Scientists have raised the alarm about populated areas imperiled by rising coastlines, but that isn't the only threat to cities around the world. The increasing demand for water is triggering another phenomenon that's equally dangerous: subsidence.
Subsidence describes a situation in which land sinks, taking everything on top of it with it. This isn't necessarily as dramatic as a sudden sinkhole, either—subsidence can be deceptive and gradual. It also means that coastal areas can be even more severely impacted than they would be by rising sea levels alone. Fortunately, there are ways to help halt subsidence and protect these cities:
In 1968, Tokyo's subsidence peaked at 9 inches per year. This was largely due to groundwater extraction. Officials passed laws limiting pumping, which helped decrease subsidence to less than half an inch per year.
There's only one problem with this—it requires an alternate source of water, which can be a major feat of civil engineering. During the 1970s-80s, Japan invested heavily in water resource development. The country identified areas that were growing and would need increased access to water, then built dams to create more storage areas. Tokyo now gets the majority of its water from local rivers, and its tap water is considered very high quality.
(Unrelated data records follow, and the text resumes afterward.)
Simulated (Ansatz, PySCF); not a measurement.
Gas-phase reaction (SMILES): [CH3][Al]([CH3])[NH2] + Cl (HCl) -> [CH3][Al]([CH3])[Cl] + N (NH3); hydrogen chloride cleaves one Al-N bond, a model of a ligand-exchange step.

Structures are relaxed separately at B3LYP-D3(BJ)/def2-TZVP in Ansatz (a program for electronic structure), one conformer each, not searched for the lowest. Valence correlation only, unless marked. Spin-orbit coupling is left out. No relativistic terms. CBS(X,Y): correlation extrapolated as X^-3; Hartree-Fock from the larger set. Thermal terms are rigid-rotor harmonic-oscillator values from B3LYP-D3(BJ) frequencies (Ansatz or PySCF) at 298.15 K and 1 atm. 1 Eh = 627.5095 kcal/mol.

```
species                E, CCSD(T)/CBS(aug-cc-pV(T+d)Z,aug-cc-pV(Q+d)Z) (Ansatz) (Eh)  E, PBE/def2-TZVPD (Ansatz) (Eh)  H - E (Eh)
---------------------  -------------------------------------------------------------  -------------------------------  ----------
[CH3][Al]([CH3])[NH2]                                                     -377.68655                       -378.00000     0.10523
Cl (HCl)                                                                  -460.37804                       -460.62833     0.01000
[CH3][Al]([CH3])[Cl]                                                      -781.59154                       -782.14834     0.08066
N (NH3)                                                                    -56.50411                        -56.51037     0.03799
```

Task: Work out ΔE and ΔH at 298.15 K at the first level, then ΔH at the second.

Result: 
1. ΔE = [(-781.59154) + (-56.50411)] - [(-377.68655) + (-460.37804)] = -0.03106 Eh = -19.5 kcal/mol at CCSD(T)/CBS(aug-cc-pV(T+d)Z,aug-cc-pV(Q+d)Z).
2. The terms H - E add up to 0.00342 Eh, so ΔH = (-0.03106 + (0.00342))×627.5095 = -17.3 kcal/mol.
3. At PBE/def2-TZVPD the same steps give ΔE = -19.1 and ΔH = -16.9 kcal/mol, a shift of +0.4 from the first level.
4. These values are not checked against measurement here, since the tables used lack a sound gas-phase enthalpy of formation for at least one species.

Unfortunately, not every area has the ability to switch water sources. In this part of Virginia located in the south Chesapeake Bay region, groundwater pumping is the biggest contributor to subsidence. It's a major problem, too, as the area's location in the bay region means that its aquifers are prone to saltwater intrusion.
Unlike with Tokyo's situation, civil engineers aren't able to build dams and shift the population away from the consumption of groundwater. Instead, water engineers have come up with a different solution: recharge the aquifers with treated wastewater. This project, named Swift, involves treating wastewater until it meets the same standards as drinking water. This now-clean water will then be pumped back into the aquifer. If this project works, it will offset the over two feet of subsidence experts expect to occur over the next 50 years.
Not all subsidence is due to water usage. Some of it part of a long process of substrate compaction, the flow of fluid lava, the dissolution of minerals by groundwater, and even just tectonic deformation. There isn't much that engineers can do about these forces, but architects can plan around them.
There are multiple ways to help plan cities around subsidence. The biggest threat post by sinking cities is flooding. Sea walls, like the Giant Sea Wall Jakarta project in Indonesia, can help hold back rising tides and shield cities. Building structures on stilts is another way to help protect buildings from flooding.
Another thing to remember is the importance of bedrock. Bedrock is stable and won't subside from the loss of groundwater. If the foundations of large buildings are anchored on bedrock, they'll remain in place even if the soil around them subsides. From an engineering perspective, it's important for large buildings to have deep foundations so soil remains uncompressed and there is sufficient space left for rain to infiltrate and reduce sinking.
Part of the problem with flooding is that it typically isn't constant. If it was, it wouldn't be flooding anymore, it'd just be a new coastline. Planning urban areas with structures that both serve the needs of the community and help manage flood waters may prove to be a crucial part of designing and maintaining modern cities.
Imagine a traffic tunnel that can be shut down to traffic and used to divert flood waters, or parks created with artificial wetlands and water storage areas. While this won't prevent subsidence itself, civil engineers can use these structures as needed parts of regular urban planning and utilize them to protect people against the effects of subsidence.
A big part of the problem with groundwater pumping is that it isn't replenished as fast as it's used up. This is why some areas need to turn to means of artificially recharging their aquifers. Good civil engineering and urban design can help here.
Paved areas are a big problem when it comes to water management. This is because they're impermeable—when water can infiltrate them, it causes potholes and cracks. That means that water hits pavement and has to be directed somewhere else, instead of sinking into the ground where it falls. Engineering cities with abundant green spaces and more permeable materials can help offset some of the loss of groundwater by allowing rain to replenish it.
The ground is moving, and a lot of that has to do with the ways that we use and manage our water. By shifting to sources other than groundwater, replenishing aquifers, and designing urban areas with future flooding in mind, civil, water, and structural engineers can help protect people against the impact of subsidence.